JUSTICE REMEMBERED: Family Looks Back On Year

April 23rd marked the first anniversary of the death of Iowa National Guard Staff Sergeant James Justice. He was killed by insurgents during a rescue mission in Afghanistan. For Justice’s family, though, it was just another day remembering what they’ve lost.

“Eventually you do start to move on, and you wake up in the morning and you put one foot in front of the other,” said Amanda Justice, Staff Sgt. James Justice’s wife.

Some days are harder than others, but most days Amanda Justice finds the strength. It’s especially important for her 4 year old daughter, Caydence.

“She kind of lives through my memories,” Amanda said of Caydence, “She remembers what I tell her, so I have to make sure I am talking about him consistently enough that she keeps those memories.”

4 year old Caydence can tell you why her dad doesn’t come home. Caydence says that her dad was “killed by bad guys,” and that he is never coming back. But, her mother said, Caydence’s story changes from time to time.

“The story gets more elaborate, like she adds things to it herself like she told me one day that the bad guys were on time out forever and I was like I don`t even know what that means but I guess in her head that`s the worst place a person can be is on time out so that`s where they are,” said Amanda.

It’s a lot for a four year old to handle. “You feel so guilty that at such a young age they have to talk about something that serious,” said Amanda, things a four year old should never have to talk about.”

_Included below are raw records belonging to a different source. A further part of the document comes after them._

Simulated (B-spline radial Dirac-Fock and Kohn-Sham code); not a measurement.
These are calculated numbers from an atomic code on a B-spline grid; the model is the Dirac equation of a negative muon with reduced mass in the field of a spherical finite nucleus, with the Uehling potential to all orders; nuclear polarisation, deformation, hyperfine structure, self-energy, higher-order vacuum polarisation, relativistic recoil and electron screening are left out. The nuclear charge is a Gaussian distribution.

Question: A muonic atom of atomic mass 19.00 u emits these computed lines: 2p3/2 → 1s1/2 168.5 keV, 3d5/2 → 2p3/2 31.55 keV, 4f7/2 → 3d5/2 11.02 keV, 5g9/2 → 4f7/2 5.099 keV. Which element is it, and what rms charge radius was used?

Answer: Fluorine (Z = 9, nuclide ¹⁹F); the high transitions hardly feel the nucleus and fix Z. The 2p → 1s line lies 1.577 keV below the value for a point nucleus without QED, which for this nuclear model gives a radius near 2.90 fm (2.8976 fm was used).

Amanda said who she is has changed over this past year.

“I think I realized a lot more how strong I am. And just how much a person can actually handle. He was the big soldier man and I`m going to do everything, and I`ve learned I can use a Phillips screw driver, most of the things I call my dad for but I can do little things around the house, I can take care of her by myself,” said Amanda.

Amanda decided early on she was going to be open and honest about her feelings since losing James, not just to her daughter, but to anyone who will listen. She particularly does this on Facebook, and said “I put it all out there. If I am upset about something I am not afraid to say it and I think for a lot of people that its helped them to see its ok to feel that way,”

Amanda has met dozens of military wives and widows this past year. She has heard their stories, and reached out to them.

“I guess the best advice is things do come back and you do get your life back but it is never the same as it once was.  Your normal changes. The things that used to happen every day those don`t happen anymore, but there are new things that happen every day,” said Amanda.

Amanda Justice spent the one year anniversary of her husband’s death visiting his grave at Arlington National Cemetery. Next month Amanda will return to Arlington, and bring Caydence for the first time to see her dad’s gravesite.